THE BUTTERFLY EFFECT: A tunic by Diane von Furstenberg features a bold black and white butterfly motif.
What Does Fast Fashion Really Cost?
Hidden costs affect creators and consumers
By Jessica Fromm
IT IS no secret that the fast-fashion movement has completely changed the way that young people buy clothes in America, but what is the price of this "more, now, again" approach to style? "Fast Fashion," a term coined with the rise of megachain stores like Forever 21, Top Shop and H&M, is a system that thrives on designer clothes being knocked off and sold for cheap prices at a rapid rate.
These stores operate on a high-speed business model where garment and accessories orders are sent out and new shipments arrive in almost every day of the week, thereby putting trendy looks into buyers' hands faster then they can say "copyright infringement." For example, an inexpensive reproduction of the Dolce & Gabbana cocktail dress that Megan Fox wore to the MTV Movie Awards the week before last will probably be in shoppers' eager hands this weekend. The system is great for fashionistas who want to indulge in a trendy look without paying a lot, especially if it's a trend that might be over in a few months.
Forever 21 in particular has been sued over copyright issues more than 50 times in the last four years by designers ranging from Diane von Furstenberg to Gwen Stefani, but it still hasn't changed its approach to merchandising. Dior, Alexander Wang and Lanvin are among many brands being obviously ripped off this season. Wang's see-through black minidress retails for $1,100, but at Topshop.com a very close match with a slightly different pattern is a mere $90. Dior's Diorette cocktail ring ($5,000-plus) can be found from Fred Flare, who sells a nearly identical faux babble online for $24. Then there is Lanvin's $2,875 lacquered metal navy necklace, which has a doppelganger at Forever 21 for $12.80.
Though it's understandable that most people don't have the resources to spend a grand on a garment, fast fashion isn't all sunshine and rainbows. First of all, high-end clothing designers are hurting as much as any luxury brand in the current economy. French designer Christian Lacroix announced last month that it was filing for bankruptcy. Both big fashion houses and small-time designers are threatened when these megastores basically steal their high-end products, change them ever so slightly and sell them for much less.

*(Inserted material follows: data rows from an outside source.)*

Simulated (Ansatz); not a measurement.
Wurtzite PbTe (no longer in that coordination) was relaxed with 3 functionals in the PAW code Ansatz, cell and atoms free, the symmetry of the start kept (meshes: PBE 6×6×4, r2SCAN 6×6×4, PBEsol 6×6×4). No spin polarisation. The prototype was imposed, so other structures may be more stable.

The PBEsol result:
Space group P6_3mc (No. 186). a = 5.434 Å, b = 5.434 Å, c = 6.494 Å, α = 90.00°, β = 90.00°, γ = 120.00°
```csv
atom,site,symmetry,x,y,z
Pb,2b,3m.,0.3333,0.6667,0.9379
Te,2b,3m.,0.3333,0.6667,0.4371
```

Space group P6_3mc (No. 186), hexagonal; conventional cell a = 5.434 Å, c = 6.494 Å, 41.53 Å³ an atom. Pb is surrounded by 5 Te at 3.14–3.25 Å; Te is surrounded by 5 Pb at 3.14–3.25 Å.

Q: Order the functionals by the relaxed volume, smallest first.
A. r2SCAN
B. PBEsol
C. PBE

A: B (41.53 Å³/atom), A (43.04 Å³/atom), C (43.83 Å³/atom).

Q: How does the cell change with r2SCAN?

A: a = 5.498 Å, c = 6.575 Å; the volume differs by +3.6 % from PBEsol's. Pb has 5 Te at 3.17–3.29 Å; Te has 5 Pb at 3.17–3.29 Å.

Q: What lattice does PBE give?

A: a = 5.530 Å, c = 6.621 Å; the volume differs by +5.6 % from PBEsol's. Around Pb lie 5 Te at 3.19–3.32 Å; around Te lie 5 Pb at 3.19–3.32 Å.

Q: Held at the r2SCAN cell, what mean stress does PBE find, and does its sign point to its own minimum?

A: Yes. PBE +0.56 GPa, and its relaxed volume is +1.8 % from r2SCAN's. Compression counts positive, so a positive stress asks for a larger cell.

The reason that designer dress you saw on Paris Hilton a fortnight ago is now sitting on a shelf at Forever 21 for $20 is because it was made in a sweatshop. This dirty truth is pervasive throughout the fashion industry but is particularly prevalent with the throwaway approach to style that has become so popular with fast fashion. Then again, should a luxury designer really expect everybody to pay thousands for what is essentially lacquered metal (Lanvin) or less then a yard of see-through fabric (Wang)?
Perhaps the solution is to find a middle ground, where a simple garment or enamel necklace isn't ridiculously marked up and also isn't selling for prices that require slave labor production. Though there is little chance that a change in fashion consumption will happen anytime soon, at least people should know that those great deals at H&M do come at a price to both artistic integrity and human rights.